Thanks all for answers!
So, basically, UV light should be avoided for silver gelatin printing. In that case, my UV exposure box is useless
Or, half useless — I can make another top side of the box where my UV lights are attached, and attach the light more suitable for silver gelatin, so I can interchange them depending of if I'm printing silver or pt/pl.
I assume this would affect the look of the print, depending of which filter color I use.
Sorry for the confusion, I'd use silver gelatin chemistry and paper. I even have some Ilford Multigrade warmtone fiber and RC paper around the house that I never used. I have a room that is completely dark during the night, but it's a living space, not a permanent darkroom, so I can set it up temporarily during the night, and disassemble it after I finish the work. That's the reason I don't want to buy an enlarger, because it's usually bulky, and not the thing that you move around all the time.
Do you make your pt/pl curves using QTR? And then use those transparencies for silver gelatin printing?
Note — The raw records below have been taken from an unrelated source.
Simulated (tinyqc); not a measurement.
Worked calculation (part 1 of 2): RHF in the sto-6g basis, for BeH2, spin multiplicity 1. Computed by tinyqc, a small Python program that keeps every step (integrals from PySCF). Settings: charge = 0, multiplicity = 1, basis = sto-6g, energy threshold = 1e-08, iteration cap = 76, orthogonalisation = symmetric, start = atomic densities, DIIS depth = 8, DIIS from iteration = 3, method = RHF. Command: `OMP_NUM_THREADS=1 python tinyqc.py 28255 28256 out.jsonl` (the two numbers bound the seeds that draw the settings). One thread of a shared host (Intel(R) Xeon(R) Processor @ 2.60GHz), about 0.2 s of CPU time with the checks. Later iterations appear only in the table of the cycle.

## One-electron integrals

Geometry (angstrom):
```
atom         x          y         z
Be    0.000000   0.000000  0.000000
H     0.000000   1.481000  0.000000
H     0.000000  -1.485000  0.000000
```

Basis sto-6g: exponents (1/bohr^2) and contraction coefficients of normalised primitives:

My UV is in the box, so I don't see it direct, pretty much never.
As an absolute beginner, I'd try avoiding coating my paper at this stage. I'd rather use anything that's already available on the market. As I said, I have some Ilford Multigrade papers, but I can buy anything that would work. In my case I have contrasty XRAY negatives and I'm always fighting to get lower contrast
I have very similar unit, also built by Tim Layton's design. But I have UV lights instead. I'm curious, does that light you have there spreads evenly on the paper? How large you can print? I have 16x20 contact frame, but in order to print that big, I don't think one bulb in the middle will cover the whole paper. So far, I printed only pt/pd in 11x14 size.